Here, $AB = 2017 \text{ units}$.
$O$ is mid-point on $AB$.
$D$ is such an interior point to $\Delta ABC$, so that $\angle DAP = \angle DBQ$.
Now, What is $(OP - OQ) $ ?
So far, I have proceeded to the point that $\Delta APD$ and $\Delta BQD$ are similar.

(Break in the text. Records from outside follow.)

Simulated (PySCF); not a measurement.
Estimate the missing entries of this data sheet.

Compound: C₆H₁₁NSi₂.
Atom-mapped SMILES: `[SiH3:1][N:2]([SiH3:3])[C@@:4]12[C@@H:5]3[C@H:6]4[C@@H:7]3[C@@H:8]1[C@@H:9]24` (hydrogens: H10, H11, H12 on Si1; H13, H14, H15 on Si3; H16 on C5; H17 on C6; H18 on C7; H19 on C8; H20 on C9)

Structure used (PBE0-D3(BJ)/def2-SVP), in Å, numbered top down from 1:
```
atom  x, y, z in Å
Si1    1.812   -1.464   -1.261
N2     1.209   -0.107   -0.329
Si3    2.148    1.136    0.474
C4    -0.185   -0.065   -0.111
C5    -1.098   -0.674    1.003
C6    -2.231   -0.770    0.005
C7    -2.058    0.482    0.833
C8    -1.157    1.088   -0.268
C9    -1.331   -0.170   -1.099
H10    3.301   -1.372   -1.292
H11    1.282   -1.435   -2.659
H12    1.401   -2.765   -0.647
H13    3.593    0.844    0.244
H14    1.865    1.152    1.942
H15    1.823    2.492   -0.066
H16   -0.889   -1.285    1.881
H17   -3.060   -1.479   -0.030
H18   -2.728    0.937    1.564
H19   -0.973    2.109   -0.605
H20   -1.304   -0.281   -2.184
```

The value $OP-OQ=0$, regardless of $AB$'s length. Using median's length formula in $\triangle{APB}$ and $\triangle{AQB}$, is suffices to prove that $$\frac{AP^2 + BP^2}{2} - \frac{AB^2}{4} = \frac{AQ^2 + BQ^2}{2} - \frac{AB^2}{4}$$ $$\Longleftrightarrow AP^2 + BP^2 = AQ^2 + BQ^2$$
Using pythagorean theorem, we can write $AP^2 = AD^2 - PD^2$, and $ BQ^2 = BD^2- DQ^2$. Writing $BP^2$ and $AQ^2$ using law of cosines in $\triangle{BDP}$ and $\triangle{ADQ}$, it only remains to show $$BD\times DP\times\cos(\widehat{BDQ}) = AD\times DQ\times\cos(\widehat{ADQ})$$ Which is obvious from $\triangle{APD} \sim \triangle{BDQ}$.